A Novel Approach to Fast-Tracking Disequilibrium Chemistry Calculations for Exoplanets Using Neural Networks

In recent years, the study of exoplanetary atmospheres has increasingly relied on detailed disequilibrium chemistry models to understand atmospheric composition and dynamics. These models are computationally intensive, often requiring significant time and resources. We introduce CHEXANET, a novel U-Net-based neural network architecture designed to efficiently simulate disequilibrium chemistry in exoplanetary atmospheres, with network design driven by data exploration.

We have developed a machine learning framework that uses neural networks to predict the steady-state abundances of key chemical species in exoplanetary atmospheres. Our method involves training the neural networks on a comprehensive dataset generated from traditional disequilibrium chemistry models. Once trained, these networks can rapidly approximate the outcomes of the full models, substantially reducing computation time.

Our method was validated across a range of exoplanetary atmospheres, ranging from warm Neptunes to hot-Jupiters and an expansive range of chemistries. Our results demonstrate that the neural network models can achieve high accuracy in reproducing the steady-state solutions of complex chemical systems. Specifically, it significantly enhances computational efficiency, reducing the prediction time for atmospheric disequilibrium states to just one second per atmosphere on a standard personal computer—over a hundred times faster than traditional methods. Our approach accelerates the simulation process and makes it feasible to conduct extensive parameter studies and real-time atmospheric analysis.

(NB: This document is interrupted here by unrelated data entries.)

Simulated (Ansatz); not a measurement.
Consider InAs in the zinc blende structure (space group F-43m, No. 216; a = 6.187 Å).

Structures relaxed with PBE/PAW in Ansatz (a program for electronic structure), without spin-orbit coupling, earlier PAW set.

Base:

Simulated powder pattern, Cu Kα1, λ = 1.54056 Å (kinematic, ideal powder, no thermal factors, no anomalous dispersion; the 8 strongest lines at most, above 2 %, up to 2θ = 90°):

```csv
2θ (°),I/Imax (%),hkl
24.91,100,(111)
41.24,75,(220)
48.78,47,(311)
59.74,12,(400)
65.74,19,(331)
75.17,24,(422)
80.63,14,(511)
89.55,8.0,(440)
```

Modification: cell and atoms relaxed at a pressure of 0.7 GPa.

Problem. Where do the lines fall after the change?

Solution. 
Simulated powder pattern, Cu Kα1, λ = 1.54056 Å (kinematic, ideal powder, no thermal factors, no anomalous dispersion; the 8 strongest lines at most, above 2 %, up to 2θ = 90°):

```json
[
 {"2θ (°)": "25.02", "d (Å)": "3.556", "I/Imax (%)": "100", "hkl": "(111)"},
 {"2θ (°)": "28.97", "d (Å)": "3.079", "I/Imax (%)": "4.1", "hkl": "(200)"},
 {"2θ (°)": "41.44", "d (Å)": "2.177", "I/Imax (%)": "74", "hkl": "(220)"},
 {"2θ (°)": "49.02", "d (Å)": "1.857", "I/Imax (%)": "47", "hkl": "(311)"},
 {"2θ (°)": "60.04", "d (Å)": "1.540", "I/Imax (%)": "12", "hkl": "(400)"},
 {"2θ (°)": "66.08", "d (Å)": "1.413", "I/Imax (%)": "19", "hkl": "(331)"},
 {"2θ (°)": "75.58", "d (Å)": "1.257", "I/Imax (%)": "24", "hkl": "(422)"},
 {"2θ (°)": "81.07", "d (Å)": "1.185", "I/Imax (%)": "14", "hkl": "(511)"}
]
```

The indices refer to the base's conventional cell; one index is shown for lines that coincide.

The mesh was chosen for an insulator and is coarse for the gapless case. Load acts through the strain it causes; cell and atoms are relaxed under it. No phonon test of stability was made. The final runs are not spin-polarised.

A noteworthy part of the project is involving data-driven decisions in neural network design. We incorporated knowledge gained from preliminary data analysis, which included statistical analysis, principal component analysis, random forest analysis, and feature importance analysis. The examination stated above shows that involving initial parameters such as C/O ratio, temperature, metallicity, planet mass, and radius should significantly boost the predictive capabilities of simple U-net architecture. Figure 1 and 2 show the Mean Absolute Error of network prediction in correlation with initial parameters for two different networks, Model A, a simple U-net model, and Model E, a network incorporating initial parameters. A simple data-driven decision substantially reduced a bias observed in Model A. The future work will include a deeper description of data analysis and its influence on network behaviour to explain the Model's internal processes.

Our contribution highlights the potential of artificial intelligence in enhancing the capabilities of planetary science, providing a robust tool for future research in the characterization of exoplanets.

 

Figure 1: Pair plots illustrating the distribution of initial exoplanetary parameters: C/O ratio, Temperature (K), Metallicity, and Planet Mass (M_J), colour-coded by the Mean Absolute Error (MAE) for Model A. Notable is the cluster formation and a peak in MAE around a C/O ratio of 1.0 in the Temperature vs. C/O ratio plot, indicating a possible region of increased predictive difficulty. Moreover, the error for the higher C/O ratio decreases, as seen in the upper right corner of the plot. Temperature vs. Planet Mass plot reveals a non-linear pattern.

 

 

Figure 2: Pair plots illustrating the distribution of initial exoplanetary parameters: C/O ratio, Temperature (K), Metallicity, and Planet Mass (M_J), colour-coded by the Mean Absolute Error (MAE) for Model E. Although the prediction performance has improved compared to Figure 1, it is still noticeable that there is a cluster formation and a peak in MAE around a C/O ratio of 1.0 in the Temperature vs. C/O ratio plot, which suggests a possible area of increased predictive difficulty.